Vice President Dr Mahamudu Bawumia has cut a sod for work to begin on phase one of 32 State-of-The-Art Technical and Vocational Education and Training, TVET, Centres at Abrankese near Kuntenase in the Bosomtwe District of Ashanti.
The Abrankese Centre is among the first nine selected to be completed in 24 months.
The project being undertaken in three phases would be fully equipped with all the requisite technical materials and qualified manpower and is expected to train skilled and employable products to give real meaning to addressing socio-economic challenges facing the country.
Vice President Dr Bawumia maintained the government’s resolve to make technical and vocational education attractive to the youth instead of the usual reading and writing type of education.

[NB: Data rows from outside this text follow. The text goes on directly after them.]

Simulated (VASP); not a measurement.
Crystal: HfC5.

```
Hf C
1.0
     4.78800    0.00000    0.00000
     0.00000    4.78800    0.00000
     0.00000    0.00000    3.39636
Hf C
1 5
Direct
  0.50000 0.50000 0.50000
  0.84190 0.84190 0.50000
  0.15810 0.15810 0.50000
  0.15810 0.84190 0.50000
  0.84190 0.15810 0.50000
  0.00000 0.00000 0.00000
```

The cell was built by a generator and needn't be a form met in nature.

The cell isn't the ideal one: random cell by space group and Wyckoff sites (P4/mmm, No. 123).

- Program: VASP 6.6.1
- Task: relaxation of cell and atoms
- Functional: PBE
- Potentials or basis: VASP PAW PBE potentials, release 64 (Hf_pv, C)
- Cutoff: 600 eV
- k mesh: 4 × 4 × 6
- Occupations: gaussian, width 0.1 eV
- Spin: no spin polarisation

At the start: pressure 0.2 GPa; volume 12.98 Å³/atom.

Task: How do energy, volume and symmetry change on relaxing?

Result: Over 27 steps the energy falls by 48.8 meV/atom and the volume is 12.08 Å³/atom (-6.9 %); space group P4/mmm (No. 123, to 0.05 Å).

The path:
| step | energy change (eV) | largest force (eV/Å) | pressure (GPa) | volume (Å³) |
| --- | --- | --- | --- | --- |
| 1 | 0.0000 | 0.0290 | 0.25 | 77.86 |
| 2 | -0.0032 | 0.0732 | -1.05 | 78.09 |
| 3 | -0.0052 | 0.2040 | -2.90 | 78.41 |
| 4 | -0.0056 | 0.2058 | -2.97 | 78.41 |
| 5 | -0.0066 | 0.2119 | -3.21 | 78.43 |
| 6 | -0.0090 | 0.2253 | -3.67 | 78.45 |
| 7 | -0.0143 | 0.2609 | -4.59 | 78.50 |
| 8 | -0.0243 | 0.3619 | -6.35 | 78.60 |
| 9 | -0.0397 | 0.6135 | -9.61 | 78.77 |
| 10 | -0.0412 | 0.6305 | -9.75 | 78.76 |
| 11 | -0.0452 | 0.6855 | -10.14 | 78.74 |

The 32 institutions to be categorized into types A and B to be known as Centres of Excellence will have all the logistics comparable elsewhere across the globe to enable them to deliver.
All the 16 regions would be provided with two of the centres each.
The Vice President said the government 2017 has invested more in TVET education than any other government and ”this manifested itself when Ghana won two gold and two silver medals in the Skills Africa Competition in Namibia in March this year”.
The Vice President also touched on the significance of TVET education in Ghana.
The Minister of Education Yaw Osei Adutwum said TVET education all over the world is recognized as an engine of transformation and hoped the new centres when completed will transform skills training education in Ghana.